| From: | Steve Adams |
| Date: | 29-Aug-2000 07:28 |
| Subject: | Timing wait events |
OK, now I can see that you are indeed reading V$SESSION_WAIT from another
session. I can also see the time jumps shown by V$TIMER. Note that V$TIMER does
not change at all over several non-trivial waits, and then catches up a big
chunk. This reflects the fact that calls to V$TIMER are reading an SGA data
structure. You only see a change in V$TIMER when Oracle updates that data
structure, not when the time changes.
PS: This V$TIMER implementation appears to be specific to Solaris under Oracle8i.

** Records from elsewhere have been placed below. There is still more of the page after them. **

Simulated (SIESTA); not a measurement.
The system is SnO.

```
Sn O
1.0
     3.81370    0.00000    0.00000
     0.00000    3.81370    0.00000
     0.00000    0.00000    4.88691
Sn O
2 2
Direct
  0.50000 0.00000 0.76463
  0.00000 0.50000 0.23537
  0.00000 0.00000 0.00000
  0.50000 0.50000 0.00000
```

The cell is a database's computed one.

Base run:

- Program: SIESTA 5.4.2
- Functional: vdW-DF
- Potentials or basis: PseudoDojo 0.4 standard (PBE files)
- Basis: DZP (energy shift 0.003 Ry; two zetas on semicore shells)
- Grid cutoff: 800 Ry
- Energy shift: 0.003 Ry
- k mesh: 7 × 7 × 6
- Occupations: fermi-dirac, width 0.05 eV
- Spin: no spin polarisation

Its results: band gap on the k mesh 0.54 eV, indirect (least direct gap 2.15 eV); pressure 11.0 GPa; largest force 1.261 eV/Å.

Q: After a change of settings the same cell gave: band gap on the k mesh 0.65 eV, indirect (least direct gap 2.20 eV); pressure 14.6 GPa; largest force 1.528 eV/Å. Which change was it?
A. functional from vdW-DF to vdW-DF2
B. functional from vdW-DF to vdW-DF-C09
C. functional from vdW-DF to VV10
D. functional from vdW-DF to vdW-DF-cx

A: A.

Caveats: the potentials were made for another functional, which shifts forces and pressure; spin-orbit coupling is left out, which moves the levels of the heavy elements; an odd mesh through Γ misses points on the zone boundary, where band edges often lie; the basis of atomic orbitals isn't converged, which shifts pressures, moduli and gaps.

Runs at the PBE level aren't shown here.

However, you have a much bigger problem here as shown by the long delays in the
10046 trace. For example, block (7,32780) took 1.89 seconds to read! Something
is giving you VERY inconsistent I/O performance. It looks like you are either
heavily CPU bound, or paging, or may have a faulty disk.
-----Original Message-----
Sent: Tuesday, 29 August 2000 5:13
I did a trace and ran my code at the same time. In my code, I printed
v$timer.hsecs, v$session_wait.p1 and p2 and seqno. As you can see in file xyzzz,
for block 32787, there appears to be a problem with v$timer. I am looking into
using an OS low-level timer.
-----Original Message-----
Sent: Monday, August 28, 2000 1:01 PM
You cannot afford to query V$SESSION_WAIT from the same session. It will distort
the numbers dramatically. If you really want to do that, you should do it from
another session.
DBMS_UTILITY.GET_TIME returns centiseconds. To time something, you call it
before and after and take the difference as the elapsed time.
-----Original Message-----
Sent: Tuesday, 29 August 2000 3:41
If I used DBMS_UTILITY.GET_TIME in my code, how can I get the time when I make
the query to v$session_wait? What are the units for DBMS_UTILITY.GET_TIME?
-----Original Message-----
Sent: Monday, August 28, 2000 12:39 PM
Code based timing is always going to overstate things. The times contained in
the trace files are MUCH better. If you do want to measure elapsed time in your
code, then may I suggest that you use DBMS_UTILITY.GET_TIME instead. That has
much less overhead than querying V$TIMER and so will give more accurate results.
Incidentally, 0.78 seconds for a single block read is certainly not a time that
I would be satisfied with either, much less 2.15 seconds!
-----Original Message-----
Sent: Monday, 28 August 2000 22:19
Thanks, Steve. As you know, my program is querying the v$session_wait for
events related to reads and writes on the data files. When I do a trace on
a session that I have a SQL running, and at the same time run my code, I
observe the following behaviour: I get the longest waits in my code, while
the trace shows many short waits. (For my purposes, I think this is OK).
The other thing is that I am using v$timer, to measure the time that is
related to a particular event. This isn't giving me a time that I am
satisfied with. For example, the trace will show that I was 'dbfile
sequential read' on file 7 block 33900 for 78/100 sec. My code shows the
same file and block, but it will show 2.15 seconds. I am trying to only do
what is necessary in the tight loop that queries v$session_wait. Do you
have any suggestions how to fix this? I really appreciate all of your help.